Saturday, February 5, 2011

Pompe à eau

It took around a week to resolve the water crisis at SIL. I’ll (John) write this one in first person, as I’ve tried in third and it’s a mission! It’s pretty much the biggest situation I’ve had to deal with so far and I wouldn’t have managed without some bizarre examples of the Lord’s timing and the input of a couple of key people. The sequence of events went roughly as follows:

Tuesday morning the submersible pump in the bore that supplies all of SIL’s water failed. The circuit breakers were burnt out and no amount of fiddling was looking like getting the system going again. I was pulled off the construction site mid-afternoon as no progress had been made all day and the workers had tried all they could think of.

A Swedish guy called Leif happened to visit SIL that afternoon as he was in N’Djamena getting ready to head East to Mongo for a year to drill around 30 bore holes (some coincidence!). Leif and his team should have already left town the day before, however maintenance on their vehicle had taken longer than anticipated – thank you Africa!
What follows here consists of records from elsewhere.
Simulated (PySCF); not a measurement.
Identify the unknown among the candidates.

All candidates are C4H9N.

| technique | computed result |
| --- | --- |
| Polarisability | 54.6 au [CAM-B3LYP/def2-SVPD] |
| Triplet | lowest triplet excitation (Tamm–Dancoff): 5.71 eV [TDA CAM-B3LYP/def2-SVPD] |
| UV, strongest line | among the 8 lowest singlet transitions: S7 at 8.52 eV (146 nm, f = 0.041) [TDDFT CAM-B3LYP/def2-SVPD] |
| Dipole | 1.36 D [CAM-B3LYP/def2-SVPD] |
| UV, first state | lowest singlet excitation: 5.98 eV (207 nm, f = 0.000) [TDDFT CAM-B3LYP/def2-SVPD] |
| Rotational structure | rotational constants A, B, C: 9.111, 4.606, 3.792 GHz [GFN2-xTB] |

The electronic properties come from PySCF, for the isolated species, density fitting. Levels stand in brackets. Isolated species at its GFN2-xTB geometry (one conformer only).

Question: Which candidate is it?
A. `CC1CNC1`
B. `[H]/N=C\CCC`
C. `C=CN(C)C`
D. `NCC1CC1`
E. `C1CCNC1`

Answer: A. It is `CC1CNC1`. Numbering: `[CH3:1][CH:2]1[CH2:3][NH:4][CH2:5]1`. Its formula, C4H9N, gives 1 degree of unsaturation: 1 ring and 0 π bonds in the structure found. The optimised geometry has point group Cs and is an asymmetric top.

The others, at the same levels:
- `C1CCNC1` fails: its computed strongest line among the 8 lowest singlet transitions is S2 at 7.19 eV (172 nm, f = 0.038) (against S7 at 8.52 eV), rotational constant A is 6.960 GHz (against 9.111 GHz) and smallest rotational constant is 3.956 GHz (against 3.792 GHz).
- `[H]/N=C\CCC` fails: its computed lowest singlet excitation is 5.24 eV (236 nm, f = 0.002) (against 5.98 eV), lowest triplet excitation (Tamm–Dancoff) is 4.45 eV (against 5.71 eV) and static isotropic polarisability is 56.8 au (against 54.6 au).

After working in the mission field in Sudan for many years, Leif had tried to set up projects in Chad once before, only to be thwarted by unprecedented levels of bureaucracy and red tape. During his first attempt, SIL had allowed him to store his drilling rig on the compound while he tried to sort things out, so he was keen to lend us a hand now we obviously needed it!

So in the dark on Tuesday night, with the help of Leif and another guy on his team from Malawi (he had also been a missionary in Sudan for some time), we pulled up the pump and the 27 metres of pipe it was attached to. Thank the Lord for His circumstantial timing; we would have been in a precarious situation without the help of these guys.

Wednesday morning: new day, same problems! David, the Chadian Centre Manager at SIL arranged for the supply of water to the centre from the local water cart dudes. There was a barrel to keep full at each of the three accommodation buildings and we were contracted to supply water for the construction of the new building, so we also ensure there was a constant flow of carts for the construction site. I can’t remember how much we had to pay, but each hand-pushed water cart carries twelve 20L plastic jerry cans and maybe filled 2 of the accommodation water barrels. Construction slowed right down due to the water supply rate.

In the meantime, David and I spent all day driving around N’Djamena with our purchasing lady Halime trying to find a decent quality submersible pump and new piping to replace the deceased version now lying in the dirt at SIL. Eventually we found a guy in the main market who said he could supply us with a new pump (no such thing as specialty stores here, or even hardware stores for that matter). We jumped back into our Hilux (apart from sitting and driving on the wrong sides, the vehicles are familiar here) and followed our robed guide and his buddies in their beat-up ute to a random side street, then on foot down a dusty back alley to an equally dusty small mud-brick warehouse type building (I guess you would call it that). This was a fascinating little adventure really and sure enough, there were warped shelves full of pumps and associated gear covered in, you guessed it, layers of dust!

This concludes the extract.